Byte: Today, a byte is almost always 8 bit. However, that wasn't always the case and there's no "standard" or something that dictates this. Since 8 bits is a convenient number to work with it became the de facto standard.
Word: The natural size with which a processor is handling data (the register size). The most common word sizes encountered today are 8, 16, 32 and 64 bits, but other sizes are possible. For examples, there were a few 36 bit machines, or even 12 bit machines.
The byte is the smallest addressable unit for a CPU. If you want to set/clear single bits, you first need to fetch the corresponding byte from memory, mess with the bits and then write the byte back to memory.

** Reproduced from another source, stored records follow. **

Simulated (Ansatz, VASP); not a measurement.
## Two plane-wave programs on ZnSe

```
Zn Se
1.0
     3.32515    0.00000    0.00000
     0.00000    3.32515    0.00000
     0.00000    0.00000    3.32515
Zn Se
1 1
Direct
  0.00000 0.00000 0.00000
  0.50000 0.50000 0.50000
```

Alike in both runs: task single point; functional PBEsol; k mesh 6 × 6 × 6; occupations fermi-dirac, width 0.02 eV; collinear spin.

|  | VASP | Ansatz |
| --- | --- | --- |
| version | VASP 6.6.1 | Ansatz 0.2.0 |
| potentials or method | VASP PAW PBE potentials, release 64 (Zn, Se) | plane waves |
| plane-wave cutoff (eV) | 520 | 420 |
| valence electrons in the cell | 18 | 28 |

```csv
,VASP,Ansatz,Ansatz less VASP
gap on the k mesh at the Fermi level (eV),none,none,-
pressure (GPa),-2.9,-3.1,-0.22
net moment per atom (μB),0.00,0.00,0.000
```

By contrast, one definition for word is the biggest chunk of bits with which a processor can do processing (like addition and subtraction) at a time – typically the width of an integer register. That definition is a bit fuzzy, as some processors might have different register sizes for different tasks (integer vs. floating point processing for example) or are able to access fractions of a register. The word size is the maximum register size that the majority of operations work with.
There are also a few processors which have a different pointer size: for example, the 8086 is a 16-bit processor which means its registers are 16 bit wide. But its pointers (addresses) are 20 bit wide and were calculated by combining two 16 bit registers in a certain way.
In some manuals and APIs, the term "word" may be "stuck" on a former legacy size and might differ from what's the actual, current word size of a processor when the platform evolved to support larger register sizes. For example, the Intel and AMD x86 manuals still use "word" to mean 16 bits with DWORD
(double-word, 32 bit) and QWORD
(quad-word, 64 bit) as larger sizes. This is then reflected in some APIs, like Microsoft's WinAPI.